“I can beat you anywhere we go,” Jared Verse makes Rams-49ers in Australia personal
Jared Verse has already turned the Rams-49ers Australia opener into a personal rivalry, calling out former Florida State teammates Tatum Bethune and Renardo Green ahead of the historic Melbourne matchup.
- Aakash Chatterjee
- 5 min read
The NFL sold the Rams and 49ers in Melbourne as a landmark event. Jared Verse just gave it a pulse. When Los Angeles and San Francisco open the 2026 regular season at the Melbourne Cricket Ground on Sept. 11, it will be the NFL’s first regular-season game in Australia, a made-for-expansion showcase built around one of the league’s most recognizable West Coast rivalries.
The scale is obvious. A global stage, a historic venue, and a divisional matchup the league can market across two continents. What was missing, until now, was the emotional center of the game. Verse supplied it in one answer. The Rams edge rusher treated the trip like unfinished football business. In the process, he gave the Australia opener a grudge. The football player named exactly who he wants to beat, and why.
Verse is talking about two former Florida State teammates, linebacker Tatum Bethune and cornerback Renardo Green, now part of San Francisco’s defense. Their shared college history adds spice to Verse’s statement because it turned a big NFL date into the tale of friendship converted into weekly professional hostility. As a result, a division game suddenly feels personal before spring has even turned to summer.
Both teams are arriving with legitimate weight behind them. As per the official NFL standings, the Rams and 49ers each finished 12-5 in 2025, with Los Angeles second and San Francisco third in the NFC West behind Seattle. NFL’s post-free-agency power rankings placed the Rams at No. 2 and the 49ers in the top five, a sign that this is not just an international curiosity on the schedule but a high-end conference matchup with real 2026 implications.
1. Jared Verse Just Turned Rams vs. 49ers Australia Opener Into a Personal Beef
For months, the Melbourne game has been discussed in the language of growth. The league has framed the event as the first regular-season game in Australia and part of a wider commitment to the Asia-Pacific region. Qantas signed on as a major partner. Ticket demand surged. The venue itself, the MCG, brings guaranteed scale, thanks to its 100,000+ seating capacity. On paper, the event was always going to be big. But big is not the same as compelling. International games often arrive wrapped in spectacle and logistics before they ever acquire football texture. That is where Verse’s comments changed the storyline. He took the game out of the bland expansion angle and put it back where football stories usually breathe best, i.e., competition and ego.

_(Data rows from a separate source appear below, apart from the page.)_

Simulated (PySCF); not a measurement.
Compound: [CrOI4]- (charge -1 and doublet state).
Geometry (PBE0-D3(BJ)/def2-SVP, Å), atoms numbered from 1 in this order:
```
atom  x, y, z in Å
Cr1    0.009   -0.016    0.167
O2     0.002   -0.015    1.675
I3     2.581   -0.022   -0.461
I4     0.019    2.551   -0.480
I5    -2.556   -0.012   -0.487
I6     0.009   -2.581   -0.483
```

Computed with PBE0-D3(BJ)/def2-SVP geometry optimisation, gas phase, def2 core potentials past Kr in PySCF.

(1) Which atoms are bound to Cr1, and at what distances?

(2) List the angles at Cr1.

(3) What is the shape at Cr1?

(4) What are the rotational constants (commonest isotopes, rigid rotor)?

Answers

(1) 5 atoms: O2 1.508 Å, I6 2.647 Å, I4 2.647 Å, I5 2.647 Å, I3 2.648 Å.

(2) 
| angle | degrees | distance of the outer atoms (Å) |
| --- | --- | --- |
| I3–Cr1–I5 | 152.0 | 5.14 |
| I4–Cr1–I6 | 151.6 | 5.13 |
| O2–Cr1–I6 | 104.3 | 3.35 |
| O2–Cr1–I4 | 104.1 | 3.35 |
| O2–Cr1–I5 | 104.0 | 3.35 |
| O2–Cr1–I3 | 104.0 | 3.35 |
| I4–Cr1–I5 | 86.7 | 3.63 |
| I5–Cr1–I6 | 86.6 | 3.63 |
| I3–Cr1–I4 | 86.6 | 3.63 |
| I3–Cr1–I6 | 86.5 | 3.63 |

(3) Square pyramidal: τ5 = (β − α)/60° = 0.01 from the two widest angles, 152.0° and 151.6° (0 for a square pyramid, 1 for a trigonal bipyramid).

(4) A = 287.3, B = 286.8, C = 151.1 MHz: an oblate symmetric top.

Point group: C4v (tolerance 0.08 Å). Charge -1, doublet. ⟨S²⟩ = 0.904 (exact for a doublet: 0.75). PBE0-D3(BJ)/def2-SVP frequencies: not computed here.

2. From Undefeated FSU Teammates to Bitter NFC West Rivals

© Kyle Terada-Imagn Images
Australia is getting to host two 12-win teams from the same division, franchises with established brand power and recent stakes attached to nearly every meeting. Verse acknowledged San Francisco’s line, scheme and roster before pivoting to the personal edge beneath that respect. That combination is usually the mark of a real rivalry. Empty trash talk tends to flatten opponents. Serious rivalry talk usually begins by admitting the other side is good enough to matter. And this game clearly matters already. Ticket sales in Melbourne moved fast enough to become a story on their own, with demand strong enough to underline that the event will play in front of a massive audience. Now the game is not just Rams vs. 49ers in Australia. It is Verse carrying a feud 7,000-plus miles from California and insisting the distance only raises the stakes. To understand why Verse talks about Bethune and Green this way, it helps to go back to Florida State’s 2023 team. That Seminoles group went undefeated through the ACC Championship Game, and all three players were central defensive pieces. Verse posted 41 tackles, 12.5 tackles for loss and 9.0 sacks. Bethune led the team with 70 tackles. Green added 43 tackles, 13 pass breakups and an interception while earning second-team All-ACC honors. Those were core contributors on the same side of a playoff-caliber roster, and teams like that tend to forge strong bonds and sharp internal standards. Then the NFL redistributed that chemistry into an NFC West rivalry. The Rams selected Verse in the first round of the 2024 draft and almost immediately handed him an outsized role in the reshaping of their defense. The 49ers drafted Green in the second round and Bethune later in the same class, placing both on the other side of one of the conference’s most visible divisional lines.
3. Jared Verse Remains Focused on Divisional Vengeance Despite Kyle Shanahan’s Reservations
Verse was the AP Defensive Rookie of the Year after the 2024 season and reached the Pro Bowl as a rookie, with pressure production that immediately justified the investment. Green emerged into a starting role in San Francisco’s secondary, while Bethune grew into enough trust within the system to wear the green dot when needed in 2025. The feud is not frozen in college memory. It is active inside real NFL jobs. Verse is not jawing with old classmates hanging on practice squads. He is talking about players who now represent pieces of the 49ers’ defense, men he has to solve if the Rams are going to win a game that already carries divisional consequences. The NFL’s offseason assessment listed the Rams among the league’s best-positioned teams, citing both roster quality and team-building flexibility, while the post-free-agency power rankings slotted them at No. 2 in the league. The 49ers enter from a similar tier. San Francisco also landed in the top five of those power rankings. Recently, the 49ers coach Kyle Shanahan publicly questioned the benefit of the Australia trip, focusing on travel, time change and competitive disruption. Commissioner Roger Goodell, in turn, brushed off those concerns while defending the league’s international push. While the 49ers’ coach has sounded wary of the setting, the Rams’ young defensive star has already embraced it as an opportunity to make a point.